On Mon, Mar 28, 2011 at 05:29:22PM -0500, Kevin Grittner wrote:
> I have a theory.  Can you try it in what would be the failure case,
> but run an explicit a CHECKPOINT on the master, wait for
> pg_controldata to show that checkpoint on the slave, and (as soon as
> you see that) try to trigger the slave to come up in production?

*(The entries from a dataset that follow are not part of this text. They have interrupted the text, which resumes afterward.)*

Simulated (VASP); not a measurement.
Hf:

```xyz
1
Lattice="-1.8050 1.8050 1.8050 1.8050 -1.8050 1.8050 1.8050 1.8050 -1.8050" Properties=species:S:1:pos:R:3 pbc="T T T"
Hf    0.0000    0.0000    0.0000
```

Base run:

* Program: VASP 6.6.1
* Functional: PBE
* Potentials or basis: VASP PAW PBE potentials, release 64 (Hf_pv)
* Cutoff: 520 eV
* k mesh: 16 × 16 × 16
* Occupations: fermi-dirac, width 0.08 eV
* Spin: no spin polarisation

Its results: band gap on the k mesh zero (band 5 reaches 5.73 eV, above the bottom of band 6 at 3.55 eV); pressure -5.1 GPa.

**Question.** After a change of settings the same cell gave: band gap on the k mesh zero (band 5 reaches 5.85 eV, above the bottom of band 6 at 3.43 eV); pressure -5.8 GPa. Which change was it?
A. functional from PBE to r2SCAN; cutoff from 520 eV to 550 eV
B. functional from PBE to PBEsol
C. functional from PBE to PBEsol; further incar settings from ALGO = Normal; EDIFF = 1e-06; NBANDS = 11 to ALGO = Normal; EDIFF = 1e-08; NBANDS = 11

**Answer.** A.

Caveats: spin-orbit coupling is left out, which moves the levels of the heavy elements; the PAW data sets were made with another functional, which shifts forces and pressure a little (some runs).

=$ ( pg_controldata master/; pg_controldata slave2/ ) | grep "Latest checkpoint 
location:"
Latest checkpoint location:           0/2D000058
Latest checkpoint location:           0/2C000058

=$ psql -p 54001 -c "checkpoint"
CHECKPOINT

=$ ( pg_controldata master/; pg_controldata slave2/ ) | grep "Latest checkpoint 
location:"
Latest checkpoint location:           0/2E000058
Latest checkpoint location:           0/2C000058

... ~ 1.5 minute later

=$ ( pg_controldata master/; pg_controldata slave2/ ) | grep "Latest checkpoint 
location:"
Latest checkpoint location:           0/2E000058
Latest checkpoint location:           0/2E000058

=$ touch /home/depesz/slave2/finish.recovery

it worked. now the slave2 is working as stand alone.

what does it tell us? will any work happening after checkpoint break it anyway?

Best regards,

depesz

-- 
The best thing about modern society is how easy it is to avoid contact with it.